There’s no fix, it’s all part of the game

Luis Gonzalez, Sports Editor

What a week for CONCACAF, Mexico and referees. Controversy all over the place, but like I said just a couple of days ago when Mexico advanced to the semifinals in similar fashion—get over it.

Everybody and their mother is blowing this whole situation completely out of proportion.

The story lines after last night’s bizarre 120 minutes of play were that the fix was in and the Mexican player should have intentionally missed the penalty shots. Once again, like on Sunday, this is utterly absurd.

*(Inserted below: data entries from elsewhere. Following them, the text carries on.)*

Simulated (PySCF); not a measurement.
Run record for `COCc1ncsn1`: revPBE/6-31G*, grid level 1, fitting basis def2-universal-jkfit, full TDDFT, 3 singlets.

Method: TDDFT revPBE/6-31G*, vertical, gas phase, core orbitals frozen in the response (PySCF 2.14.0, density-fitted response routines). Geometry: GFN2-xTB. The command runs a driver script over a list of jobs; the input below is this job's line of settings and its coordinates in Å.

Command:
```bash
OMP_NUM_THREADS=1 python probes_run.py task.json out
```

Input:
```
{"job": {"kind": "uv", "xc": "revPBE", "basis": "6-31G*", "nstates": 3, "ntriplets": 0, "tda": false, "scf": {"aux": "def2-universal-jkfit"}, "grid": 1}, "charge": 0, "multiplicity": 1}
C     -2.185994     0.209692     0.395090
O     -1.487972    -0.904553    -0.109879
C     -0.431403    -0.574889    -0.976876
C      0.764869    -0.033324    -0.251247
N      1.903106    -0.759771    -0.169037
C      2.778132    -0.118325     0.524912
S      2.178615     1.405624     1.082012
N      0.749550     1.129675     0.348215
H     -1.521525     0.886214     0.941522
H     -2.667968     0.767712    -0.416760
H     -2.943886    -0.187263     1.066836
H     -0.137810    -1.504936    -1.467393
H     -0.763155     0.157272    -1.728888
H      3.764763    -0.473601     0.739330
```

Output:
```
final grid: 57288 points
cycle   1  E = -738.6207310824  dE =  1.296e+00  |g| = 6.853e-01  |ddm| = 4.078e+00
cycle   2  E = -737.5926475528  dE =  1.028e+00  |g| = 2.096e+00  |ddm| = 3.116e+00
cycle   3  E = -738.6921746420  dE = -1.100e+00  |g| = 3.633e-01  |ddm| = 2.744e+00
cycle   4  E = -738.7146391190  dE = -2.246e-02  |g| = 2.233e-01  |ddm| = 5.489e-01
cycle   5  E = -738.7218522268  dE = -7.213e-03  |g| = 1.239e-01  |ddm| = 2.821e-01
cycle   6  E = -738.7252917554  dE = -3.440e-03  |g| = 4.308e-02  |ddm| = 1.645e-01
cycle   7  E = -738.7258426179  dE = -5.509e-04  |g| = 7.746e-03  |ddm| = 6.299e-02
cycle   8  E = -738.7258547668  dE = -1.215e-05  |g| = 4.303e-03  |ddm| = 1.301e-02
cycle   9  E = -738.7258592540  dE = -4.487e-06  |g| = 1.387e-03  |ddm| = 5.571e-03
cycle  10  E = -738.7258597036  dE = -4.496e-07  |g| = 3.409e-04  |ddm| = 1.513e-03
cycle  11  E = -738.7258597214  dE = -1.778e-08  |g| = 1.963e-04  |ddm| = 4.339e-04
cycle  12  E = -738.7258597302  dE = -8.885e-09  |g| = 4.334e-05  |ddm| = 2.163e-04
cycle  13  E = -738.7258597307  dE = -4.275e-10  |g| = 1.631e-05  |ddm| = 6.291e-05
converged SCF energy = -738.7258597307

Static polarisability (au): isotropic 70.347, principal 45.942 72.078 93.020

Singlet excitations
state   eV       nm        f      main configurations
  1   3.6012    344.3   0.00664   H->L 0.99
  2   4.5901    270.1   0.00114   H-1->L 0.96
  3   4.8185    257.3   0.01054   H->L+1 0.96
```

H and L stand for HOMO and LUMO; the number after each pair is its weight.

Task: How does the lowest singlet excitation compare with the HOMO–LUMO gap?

Whoever is saying he or she would have purposefully missed that penalty on that stage is lying through their teeth. But, what about fair play? Let’s be honest, soccer is anything but fair play—players are trying to get illegal advantages left and right, all throughout the game, from diving to pulling shirts.

Were the calls controversial? Yes. Does it happen all the time? Yes—it’s sports and we have seen much, much, oh so much worse than that, which transpired in Atlanta.

The red card given to Panama’s Luis Tejada was a red card, and I can argue that both penalty calls were correct, so then where is the fix?

First to Tejada. The man jumps in the air, not looking at the ball, with his arm completely extended and with the sole intention of making contact with his opponent. That is an aggression, it is a red card and that is the end of that story.

Should Mexico’s Carlos Vela have gotten sent off four minutes into the game too? Yes, but he didn’t. I don’t think the referee saw the action. In the replay, Vela clearly looks toward the ref, makes sure he is looking elsewhere and then elbows the Panamanian player. He simply got away with one—it happens, especially when bad officials are involved.

The penalties. The first one is the toughest one to call, but like the one called on Sunday in the semifinal against Costa Rica, it is not a clear-cut no-call.

After the Panamanian defender pokes the ball up while battling with a Mexican player, the Panamanian ends up in a very awkward position and the Mexican player will have a better shot at finding the poked ball. What the Panamanian did was to intentionally launch his body toward the ball, looking to prevent the Mexican from grabbing the rebound. Because he launched himself, he lands on the ball, his arm makes contact with the ball and therefore it should be called a hand ball. Easy.

The second penalty there is also contact, but the Mexican player exaggerated. Would I have liked to see it not called? Of course! But those are called on a daily basis, which is just the way the game is played now. If you don’t like it, I suggest you switch sports, except it kind of happens in most all other sports too.

The notion that CONCACAF would do anything to put Mexico in the Gold Cup final is valid. But, Mexico was not in the final of the tournament’s last edition. They lost to Panama, who would go on to lose to the U.S. And even though that squad from two years ago was Mexico’s B Team, we have seen that matters very little to the Mexican-American fan, who packs the stadium every time the Mexicans play on this side of the border.

The value of having Mexico in the final was as important two years ago as it is now, why was it not fixed then? Because the U.S. was already in the final? Please, CONCACAF can do without Klinsmann and his boys. It isn’t even close how much bigger the Mexican squad is economically for everybody involved.

Now if you want to tell me that this one was more important thinking forward to that playoff that will determine CONCACAF’s representative at the 2017 Confederations Cup, then you might have a point.

Still, like on Sunday, the referee’s decisions were not blatant at all. We have seen worse. And sometimes the simplest theory is the right one—the referee was just bad. CONCACAF has the worst officials in the world and we knew that coming into the tournament. He made some controversial calls, it helped determine the outcome of the game, it happens all the time in every sport—get over it.